What we do know are two things:

  1. Over the long term, a good process leads to good outcomes
  2. We have more control over the process than outcomes

We all know we should direct more of our energy and attention to items we have more influence and control over. It’s obvious. But just because something is obvious doesn’t mean we do it. I know I should exercise 3-5 times per week. I know I shouldn’t try that new chicken sandwich for the 4th time. We know what the correct behavior is but we still don’t engage in it. When it comes to investing our clients’ dollars, we know we should focus our energy and attention on our process and we hold ourselves to it.
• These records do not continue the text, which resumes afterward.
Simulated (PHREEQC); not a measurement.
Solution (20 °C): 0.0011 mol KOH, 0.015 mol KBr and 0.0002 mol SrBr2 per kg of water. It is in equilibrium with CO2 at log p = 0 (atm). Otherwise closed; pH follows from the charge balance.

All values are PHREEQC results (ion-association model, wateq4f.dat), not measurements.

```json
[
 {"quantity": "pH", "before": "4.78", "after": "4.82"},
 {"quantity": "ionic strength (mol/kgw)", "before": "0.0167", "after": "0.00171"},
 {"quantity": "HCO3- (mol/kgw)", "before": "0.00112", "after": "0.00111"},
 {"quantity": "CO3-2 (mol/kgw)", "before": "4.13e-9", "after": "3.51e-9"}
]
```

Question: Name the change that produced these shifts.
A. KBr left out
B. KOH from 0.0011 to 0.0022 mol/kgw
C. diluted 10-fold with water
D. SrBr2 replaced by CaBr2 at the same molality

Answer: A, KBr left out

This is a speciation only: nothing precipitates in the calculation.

Understanding the underlying fund manager’s process is just as important as making sure we have our own disciplined process in place. Evaluating good investment performance is not just crunching performance numbers, but understanding how a portfolio manager‘s process ultimately delivers the long-term results clients seek. By focusing exclusively on short-term outcomes, investors are ultimately led astray. This focus on the short-term is understandable as it is a product of a culture focused on timing and selection. Although understandable to feel this way, your investment outcomes will likely suffer if you act this way.


We believe decision-makers should position themselves to think about investment selection with these points in mind:

  1. Recognize investing is a probabilistic exercise. With any probabilistic situation, success requires developing a disciplined process.
  2. Acknowledge that even the best process will produce bad results some of the time.
  3. The best practitioners in all probabilistic fields not only focus on process but appreciate the role time has in delivering outcomes.

Additionally, we consider these core principles and practices as foundational to our investment process:

  1. Asset Allocation - the long-term portfolio mix of stocks, bonds, and cash
  2. Diversification – an expression of humility
  3. Rebalancing - returning the portfolio to its target allocation. Part art, part science.
  4. Faith in the future - history should make optimists of us all
  5. Patience - tolerance and restraint in the face of provocation
  6. Discipline - the decision to keep following your process

For over 35 years, this focus on process has helped us provide countless successful outcomes to the families that we serve. 


Former Treasury Secretary Robert Rubin puts it nicely:

“Any individual decision can be badly thought through, and yet be successful, or exceedingly well thought through, but be unsuccessful. But over time, more thoughtful decision-making will lead to better results, and more thoughtful decision-making can be encouraged by evaluating on how well they were made rather than an outcome.”